Community groups call for CLE police monitor Hassan Aden to step-down
Posted at 11:07 AM, Jun 23, 2021
and last updated 2021-06-23 11:07:06-04

CLEVELAND — The Cleveland Branch of the NAACP, and the Norman S. Minor Bar Association, which represents Black attorneys in Northeast Ohio, are now calling for the removal of Cleveland Police Monitor Hassan Aden.

Brandon Brown, Vice President with the Norman S. Minor Bar Association, told News 5 his organization believes Aden has displayed a bias in favor of law enforcement and a lack of understanding about community concerns since becoming a monitor in 2019.

The monitoring team has been in place since 2015 to keep watch on progress made by the Cleveland Police Department since a federal consent decree determined the department had use-of-force issues.

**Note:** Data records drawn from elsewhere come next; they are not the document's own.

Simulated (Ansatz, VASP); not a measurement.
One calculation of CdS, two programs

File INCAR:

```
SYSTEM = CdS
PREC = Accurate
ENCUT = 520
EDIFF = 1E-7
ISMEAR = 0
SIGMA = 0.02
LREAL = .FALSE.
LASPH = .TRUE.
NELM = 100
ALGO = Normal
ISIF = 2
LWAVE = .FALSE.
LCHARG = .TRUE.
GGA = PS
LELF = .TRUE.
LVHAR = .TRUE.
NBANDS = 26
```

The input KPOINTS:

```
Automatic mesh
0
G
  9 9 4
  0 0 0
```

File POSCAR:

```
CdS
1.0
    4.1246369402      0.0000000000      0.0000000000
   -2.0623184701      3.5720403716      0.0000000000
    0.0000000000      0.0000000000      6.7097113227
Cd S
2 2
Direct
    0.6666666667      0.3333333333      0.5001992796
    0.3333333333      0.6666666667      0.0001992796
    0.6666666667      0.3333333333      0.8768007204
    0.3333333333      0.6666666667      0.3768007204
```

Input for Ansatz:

Brown called for increased transparency from the monitoring team and took exception to Case Western Reserve University Associate Law Professor Ayesha Bell Hardaway being forced off of the team after Aden questioned her objectivity.

Bell Hardaway said Aden unfairly asked her to take a lesser role on the monitoring team and questioned her objectivity after she did a radio interview in April following the Derek Chauvin verdict in the police-involved death of George Floyd.

Bell Hardaway told News 5 while she's disappointed by the developments, she's hoping a capable replacement who truly understands the local community and Cleveland policing issues will take her place.

"There’s a need, there’s a dire need for there to be local subject matter expertise, paired with externally experienced individuals," Bell Hardaway said. “Understanding the needs, the concerns and the interests of those most impacted by police misconduct or unconstitutional policing — understanding those needs are a key component, an essential component.”

Brown said Bell Hardaway represents the Black community, the group most affected by the consent decree, and is the best expert on this subject.

"I don’t understand how someone who just speaks to the reason why police reform efforts are necessary in the first place somehow is deemed not objective," Bell Hardaway said. “This is not about me, this not about me being the only person that’s suited to do this work. This is about the people who are most impacted by police violence having a space and a voice at this table...and being able to feel as if their interests are represented by a local, qualified subject matter expert, whoever that may be. It does not have to be me, I feel very strongly that it does not have to be me."

News 5 reached out to Cleveland Police Monitor Hassan Aden and City of Cleveland Implementation Coordinator Greg White for this story; we're still waiting for a response.

Meanwhile, Brown said several prominent Black organizations will be issuing a joint statement on June 23 in the continued effort to get Aden replaced and in support of the efforts made by Bell Hardaway.